Monday, November 2, 2009

Indian Farmers Commit Suicide as Drought Continues

Farmer's widow Sugali Nagamma, 41, with her daughter Devi, 18, walk through the fields near the village of Kapiripalli in the Anantapur district of Andhra Pradesh. Her husband committed suicide three months ago, after the worst drought this region has experienced in two decades. Photograph: Abbie Trayler-Smith/Panos.

Andhra Pradesh is historically called the "Rice Bowl of India". More than 77% of its crop is rice and Andhra Pradesh produced 17,796,000 tons of rice in 2006. However, things are changing.

Andhra Pradesh, India’s fourth largest state is now in the grip of a drought brought about by climate change; and, farmers are literally killing themselves because they cannot grow any crops. Not being able to grow any crops means not only can’t they feed themselves and their families; but, they also have no income to pay off any bills or to buy supplies of any kind.

What was once considered the rice bowl of India is now an area of desolation, drought and death.

India depends on the monsoons or "rainy season" to provide the water necessary to grow their crops. To most of India’s amazement the July monsoons did not arrive as scheduled. When they did arrive – 45 days late – they were woefully inadequate for the crops that had been planted and too late for others to be planted at all.

Descriptions of the so-called monsoon rains from the locals include “scanty”, “maybe just five minutes a day”, “raining on one field; but, not the next”. Not good news for one of the driest states of India. There is no such thing as irrigation so all water needed must come from the rains.

By the end of September, a drought had been officially declared in the state. Food prices were rising – rice (a staple) by 20%, sugar by 45% and most vegetables went even higher. The farming families are some of the poorest people in India and now they are unable to grow crops to feed their families. Without the small income generated by the sale of some of their crops, they are unable to afford to buy food for their families.

The rains have not been kind this year. Early in October, massive storms brought floods that drove nearly half a million people in the state from their homes.

But the rains came to late to help people like Naryamaswamy Naik. His wife, Sugali Nagamma, says of her husband, “I don't know how much he had borrowed. I asked him, but he wouldn't say. I'd tell him: don't worry; we can sell the salt from our table. Everyone has debts."

In July, Mr. Naik took a tin of pesticide from the cupboard, opened it and drank it. His wife, Sugali tells the story. "He'd been unhappy for a month; but, that day he was in a heavy depression. I tried to take the tin away from him but I couldn't. He died in front of us. The head of the family died in front of his wife and children – can you imagine?"

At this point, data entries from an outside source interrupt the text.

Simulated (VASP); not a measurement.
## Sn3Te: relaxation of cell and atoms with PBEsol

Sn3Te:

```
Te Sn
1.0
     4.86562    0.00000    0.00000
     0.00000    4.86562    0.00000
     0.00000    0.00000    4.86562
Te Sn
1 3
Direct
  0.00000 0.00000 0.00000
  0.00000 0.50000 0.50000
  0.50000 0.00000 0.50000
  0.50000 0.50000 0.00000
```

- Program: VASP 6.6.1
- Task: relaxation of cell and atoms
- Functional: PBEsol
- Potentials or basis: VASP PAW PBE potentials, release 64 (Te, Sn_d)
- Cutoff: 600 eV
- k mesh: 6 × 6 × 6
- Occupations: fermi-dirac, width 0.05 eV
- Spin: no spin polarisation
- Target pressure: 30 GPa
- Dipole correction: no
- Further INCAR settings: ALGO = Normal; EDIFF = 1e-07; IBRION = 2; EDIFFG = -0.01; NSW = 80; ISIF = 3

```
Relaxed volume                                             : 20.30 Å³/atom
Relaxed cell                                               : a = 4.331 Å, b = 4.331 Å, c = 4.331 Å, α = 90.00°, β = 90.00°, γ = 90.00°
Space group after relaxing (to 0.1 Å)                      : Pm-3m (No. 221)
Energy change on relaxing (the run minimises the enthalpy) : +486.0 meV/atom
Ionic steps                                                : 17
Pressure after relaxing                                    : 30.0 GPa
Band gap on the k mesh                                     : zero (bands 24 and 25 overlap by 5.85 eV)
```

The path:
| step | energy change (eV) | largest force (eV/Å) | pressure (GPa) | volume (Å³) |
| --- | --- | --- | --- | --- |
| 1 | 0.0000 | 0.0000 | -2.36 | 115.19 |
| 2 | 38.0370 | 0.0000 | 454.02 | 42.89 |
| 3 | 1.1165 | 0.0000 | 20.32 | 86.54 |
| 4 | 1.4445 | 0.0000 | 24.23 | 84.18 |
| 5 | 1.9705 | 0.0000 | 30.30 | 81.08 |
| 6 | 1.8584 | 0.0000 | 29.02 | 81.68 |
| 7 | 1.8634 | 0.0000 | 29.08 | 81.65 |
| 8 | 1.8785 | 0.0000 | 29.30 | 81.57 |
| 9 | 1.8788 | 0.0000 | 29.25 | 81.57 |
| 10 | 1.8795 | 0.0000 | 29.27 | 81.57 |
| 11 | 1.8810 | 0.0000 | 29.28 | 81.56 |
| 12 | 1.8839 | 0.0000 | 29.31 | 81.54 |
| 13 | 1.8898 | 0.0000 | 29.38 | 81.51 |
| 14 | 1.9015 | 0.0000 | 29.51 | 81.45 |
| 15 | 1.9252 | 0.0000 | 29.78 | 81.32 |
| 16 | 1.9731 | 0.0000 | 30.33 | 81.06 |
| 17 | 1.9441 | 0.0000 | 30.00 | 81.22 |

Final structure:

It is a story repeated over and over throughout India – the details change slightly; but, the outcome is always the same. Through no fault of their own, farming families accumulate debt they are unable to pay due to the drought. Drowning in debts stemming from several years of insufficient rain, the head of the household commits suicide in shame over his inability to support his family.

In the villages people talk a lot about suicide. Oxfam’s regional manager, Shaik Anwar, says this is the result of the total desperation felt by people who see no other way out. All other methods of coping have failed; and, thoughts of suicide become constant companions.

"They already have a huge amount of debt, and the delay of four or five weeks in the planting season just finishes people. A shortfall in rain is OK, people are used to drought, but this is different: farmers lost the seed and they lost the crop. Often the social pressures contribute to suicides: marrying a daughter is very tough. The culture is that they have to feed 50 or 100 families at the ceremony, even when they don't have enough grain at home for themselves."

So farmers hire out as labourers earning the magnificent sum of 30 rupees (75¢ USD) a day if they work for a local farmer or 100 rupees ($2.40 USD) if they get on a government scheme designed to help the rural poor. Children drop out of school and work alongside their parent(s). Some families get government-subsidized rice that lasts only one week out of the month; but, is better than the nothing they now have.

Adding to the misery is that the summer temperatures can be 10°C hotter now than in the past. Since they can reach 45°C (113°F), this makes work outdoors near impossible.

Ramesh Naik, a 35-year-old red gram farmer, says, "When I was a child everywhere there was water, and rains. I suppose those were the golden days – now we're always looking to the sky, looking for the rain. It was eight or 10 years ago that things started changing. Every year since has become worse and food problems have got worse. Before, if something was required people would share; now there's no support, no sharing of grain or anything. People can't afford to help any more. Everyone is in crisis."